# Great miami river boating question



## Bw1980 (Apr 29, 2021)

Hey guys was wondering how far I can make it on the GMr coming from the ohio river in a bass boat?


----------



## SICKOFIT (Feb 23, 2014)

Bw1980 said:


> Hey guys was wondering how far I can make it on the GMr coming from the ohio river in a bass boat?


If the water levels are normal I would think you could make it to the first low level dam in Hamilton near Knightsbridge Rd. You will have to be very careful to make it that far though


----------



## pauldmt (Jan 25, 2009)

Not far. Maybe a mile or about 4 bends comfortably. So much of it has silted in. Pull up Google maps and switch to satellite view and you'll see the shallow areas. Would say absolute max would be Lawrenceburg road. The river is wide and shallow there. There was a guy years back that had an airboat who had no issues.

There's very deep spots around to be sure but no way to get to them in a bass boat.


----------



## sliprig (Apr 6, 2004)

You can safely make it to the Ohio state line (Double Lick Creek). After that you might go farther with the trolling motor.
Big shallow flat with no channel past the state line. This is Ohio River at 26-27ft. As a general rule follow the high bank. Remember your in and out of Ohio and Indiana depending of the bend in the river. 
Slip


----------



## Tom 513 (Nov 26, 2012)

wh at Montag said. A couple years ago we launched are Kayaks from around Green acres canoe rental, went down stream to the Gmr which was super shallow, I remember dragging bottom around the Lost bridge in E town, we were going to take out in the channel at Shawnee lookout park, this channel was silted in bad we ended up dragging the boats through silt beds untill we about had heart attacks. Then we got smart and pulled them into the woods and went and got my side by side to tow them out. Obtw did I mention we caught 1 bass all day.


----------



## sliprig (Apr 6, 2004)

montagc said:


> No way in hell. Not without a jet or airboat at normal levels. There are many steep rapids with large rock in them and a lot of very shallow rocky flats. I drug ass in a kayak a few times from Obergeising Soccer Fields to Cleves. I rode my waverunner from the above Rt 50 to the Ohio, and the rule of sticking to the steep bank side doesnt apply too well in the lower stretches, as sometimes there is no steep bank. It's disconcerting watching the rocks fly by underneath you, with no clear indicators on which direction will get deeper.
> 
> 30 years ago you could put a deep V IO in at Shawnee ramp and go play in the Oxbow. Now both are completely isolated from the main river at normal flow.
> 
> Keep in mind this river has tons of full size trees and concrete and steel debris in it. The water may be deep enough but there could be a 3' x 60' log or rebar just below the surface. Tons of steel in the water under the Rt 50 bridge.
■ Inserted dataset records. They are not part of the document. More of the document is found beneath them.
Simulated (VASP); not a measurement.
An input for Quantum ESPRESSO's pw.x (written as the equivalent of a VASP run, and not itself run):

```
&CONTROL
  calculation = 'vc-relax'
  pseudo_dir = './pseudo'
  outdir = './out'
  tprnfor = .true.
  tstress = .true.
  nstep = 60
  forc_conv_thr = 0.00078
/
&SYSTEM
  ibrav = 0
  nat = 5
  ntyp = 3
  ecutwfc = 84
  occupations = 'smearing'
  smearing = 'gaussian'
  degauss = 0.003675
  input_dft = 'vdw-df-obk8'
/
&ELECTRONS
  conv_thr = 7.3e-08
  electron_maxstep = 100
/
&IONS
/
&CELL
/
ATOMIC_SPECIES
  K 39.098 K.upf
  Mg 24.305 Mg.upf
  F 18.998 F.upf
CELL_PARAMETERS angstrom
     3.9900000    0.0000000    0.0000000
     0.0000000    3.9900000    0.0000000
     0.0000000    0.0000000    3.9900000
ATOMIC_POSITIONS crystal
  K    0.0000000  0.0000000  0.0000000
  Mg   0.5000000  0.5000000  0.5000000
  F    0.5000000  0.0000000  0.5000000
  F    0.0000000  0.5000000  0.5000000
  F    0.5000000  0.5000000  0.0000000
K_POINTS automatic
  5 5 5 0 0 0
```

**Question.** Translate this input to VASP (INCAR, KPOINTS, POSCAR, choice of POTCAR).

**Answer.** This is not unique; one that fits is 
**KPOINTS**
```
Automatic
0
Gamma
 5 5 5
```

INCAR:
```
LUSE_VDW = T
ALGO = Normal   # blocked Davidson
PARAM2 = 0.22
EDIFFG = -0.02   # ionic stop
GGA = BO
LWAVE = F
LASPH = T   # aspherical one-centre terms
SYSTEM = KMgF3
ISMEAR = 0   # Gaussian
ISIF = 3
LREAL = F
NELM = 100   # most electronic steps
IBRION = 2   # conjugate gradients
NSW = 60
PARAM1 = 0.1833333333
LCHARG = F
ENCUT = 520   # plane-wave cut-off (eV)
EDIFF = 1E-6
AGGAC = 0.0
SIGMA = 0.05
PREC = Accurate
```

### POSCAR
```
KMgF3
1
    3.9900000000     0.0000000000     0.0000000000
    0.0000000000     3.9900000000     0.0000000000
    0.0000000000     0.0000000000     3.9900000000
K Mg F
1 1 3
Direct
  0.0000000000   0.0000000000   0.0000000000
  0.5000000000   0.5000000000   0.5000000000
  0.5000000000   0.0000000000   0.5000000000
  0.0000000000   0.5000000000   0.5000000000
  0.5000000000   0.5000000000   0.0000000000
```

I can run my 19ft Starcraft up pass the Oxbow backwaters at normal pool. Been fishing the GMR since the 1970's, every years a little different, river always changing. The gravel pits above Lost Bridge changed the river dynamics forever, and not for the better.


----------



## sliprig (Apr 6, 2004)

As far as the Oxbow property, you can get in at around the 30ft level. It's posted now and the tree huggers don't like anyone fishing, or god forbid hunting. They mislead general public of their true intensions for years. IMO


----------



## sliprig (Apr 6, 2004)

Montagc, are you a Oxbow member/bird watcher? If so PM me, we need to talk.


----------